# Nature of roots of two quadratic expressions

Given $$\,\left|px^2 +qx +r\right|\leqslant\left|Px^2 +Qx +R\right|\,$$ for all real $$x$$ where $$P,Q$$ and $$R$$ are different from $$p,q$$ and $$r$$, I wish to find the relation between the roots of these quadratic expressions assuming both of them have real roots.So, their discriminants are both positive.

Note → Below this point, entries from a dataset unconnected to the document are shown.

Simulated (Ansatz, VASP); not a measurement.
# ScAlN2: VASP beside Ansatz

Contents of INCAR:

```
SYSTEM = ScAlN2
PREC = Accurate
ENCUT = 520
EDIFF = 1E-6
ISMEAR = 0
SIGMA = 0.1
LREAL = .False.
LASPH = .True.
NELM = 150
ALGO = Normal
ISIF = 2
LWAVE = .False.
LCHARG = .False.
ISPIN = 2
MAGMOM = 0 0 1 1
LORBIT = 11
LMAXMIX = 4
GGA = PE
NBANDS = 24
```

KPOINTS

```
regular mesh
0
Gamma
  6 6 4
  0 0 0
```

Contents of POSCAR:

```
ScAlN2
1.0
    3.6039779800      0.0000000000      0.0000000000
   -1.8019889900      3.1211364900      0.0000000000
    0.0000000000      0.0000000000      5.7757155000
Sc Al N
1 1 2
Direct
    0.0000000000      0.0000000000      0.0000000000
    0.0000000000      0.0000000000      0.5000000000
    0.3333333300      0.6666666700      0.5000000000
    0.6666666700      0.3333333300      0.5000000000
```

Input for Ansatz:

Let us denote by $$g(x)= px^2+qx+r$$, and $$f(x)= Px^2+ Qx+ R$$. We have $$|g(x)|\leq |f(x)|.$$ They are real quadratic polynomials with non-negative determinants. If $$a,b$$ are the roots of $$f$$, then $$|g(a)|\leq |f(a)|=0,$$ i.e., $$g(a)=0$$, and similarly $$g(b)=0$$. So, if $$a\neq b$$ then $$a,b$$ are also the two roots of $$g$$. We may also assume $$P\neq 0$$, because if $$P=0$$, then $$p=0$$ by taking $$x\to \infty$$, otherwise we have two linear polynomials with the same root by our previous discussion. If $$a=b$$, then we may write $$f(x)= P(x-a)^2,$$ for $$a= -\frac{Q}{2P}$$. Since $$a$$ is also a root of $$g$$ we may factor it into $$g(x)= p(x-a)(x-c).$$ Divide by $$|g(x)|\leq |f(x)|$$ by $$|x-a|$$ to get $$|p(x-c)|\leq |P(x-a)|,$$ and plug-in $$x=a$$ to get $$c=a$$. As a result, in any case, the roots of $$f,g$$ are the same.